Kafka vs. Pulsar
In this ever-changing era evolving businesses’ access to data unlocks pathways for many opportunities, innovative categories and gives an edge over their competitors. As a result, enterprises are leveraging their data to get insights for gaining such advantages. New technologies play a vital role in their success for creating such opportunities.
Thus, via this, we are trying to compare two such similar yet different technologies by understanding the core architecture performance comparisons and different use cases.
Understanding Kafka On Architectural Level
Apache Kafka acts as a messenger sending messages from one application to another. Messages sent by the producer(sender) are grouped into a topic that is subscribed by the consumer(subscriber) as a stream of data.
Messages are further divided into small partitions called topics. According to the offset, the producer sends data to a particular topic and is read by the consumer in an ordered way. A Kafka cluster is called a broker. There are multiple replications for a broker for fault tolerance and maintenance in case the broker fails zookeeper currently elects the next broker.
Understanding Pulsar On Architectural Level
Apache Pulsar decouples its message delivery and storage layer with its multilayered architecture, making them scale parallelly. Pulsar’s take on its architecture has gained attention from a number of cloud solutions. Pulsar has a tier of stateless broker instances connecting to separate bookie nodes of bookkeeper instances that manage read, write, store, and replicate procedures. This decoupling enables each layer to scale at large and leverage elastic environments’ auto-scaling ability to adapt dynamically to incoming traffic spikes.
Pulsar instances have one or more pulsar clusters allowing them to replicate data within the cluster.
A pulsar cluster consists of brokers, bookkeepers, and zookeepers. A pulsar broker is a stateless component responsible for administrative tasks and topic lookups. It also includes a dispatcher that transfers data asynchronously with a TCP server over a custom binary protocol. Bookies/bookkeepers are used for persistent storage. Apache bookkeeper is distributed WAL (write-ahead log) that is used for persistent storage. It plays a crucial role in pulsar architecture by enabling it to use multiple independent ledgers, storage for sequential data to handle entry replication, and guaranteed ledger read consistency. Bookie design handles multiple of ledgers with concurrent reads and writes. Using multi-disk devices for journal and storage, bookies can decouple reading operations’ effects from the latency of progressing write operations.

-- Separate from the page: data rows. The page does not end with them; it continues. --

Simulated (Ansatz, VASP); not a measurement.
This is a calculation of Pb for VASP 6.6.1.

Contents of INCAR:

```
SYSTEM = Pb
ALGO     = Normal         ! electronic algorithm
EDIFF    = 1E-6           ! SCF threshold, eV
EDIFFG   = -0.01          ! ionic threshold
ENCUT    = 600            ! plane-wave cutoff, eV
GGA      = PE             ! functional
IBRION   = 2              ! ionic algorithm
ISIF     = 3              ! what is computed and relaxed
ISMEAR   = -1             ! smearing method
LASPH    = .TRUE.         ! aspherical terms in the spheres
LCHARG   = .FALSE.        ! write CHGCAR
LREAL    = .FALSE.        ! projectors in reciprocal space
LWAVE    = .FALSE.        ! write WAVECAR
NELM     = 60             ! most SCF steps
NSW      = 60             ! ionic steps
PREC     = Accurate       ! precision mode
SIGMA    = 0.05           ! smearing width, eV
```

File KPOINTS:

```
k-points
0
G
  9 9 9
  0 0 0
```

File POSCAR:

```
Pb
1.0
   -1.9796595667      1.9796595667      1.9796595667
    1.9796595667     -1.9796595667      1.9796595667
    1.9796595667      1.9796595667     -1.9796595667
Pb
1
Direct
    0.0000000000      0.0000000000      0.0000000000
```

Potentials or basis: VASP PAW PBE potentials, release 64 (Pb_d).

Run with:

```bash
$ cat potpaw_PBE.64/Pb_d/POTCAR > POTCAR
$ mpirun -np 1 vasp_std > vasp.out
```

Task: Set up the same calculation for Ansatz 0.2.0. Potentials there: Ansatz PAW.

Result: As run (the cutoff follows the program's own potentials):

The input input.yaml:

BookKeeper contains a journal file that is used to maintain transaction files. A new journal is created once a bookie starts or an old file exceeds the threshold.
Comparing Apache Kafka to Pulsar
Architectural Comparison
Apache Kafka and Pulsar have almost a similar concept for messaging systems. The user interacts with the system through topics that are split up into small equal-sized groups known as partitions. These partitions distribute data across nodes to be consumed by multiple consumers, parallelly allowing to scale up the consumptions.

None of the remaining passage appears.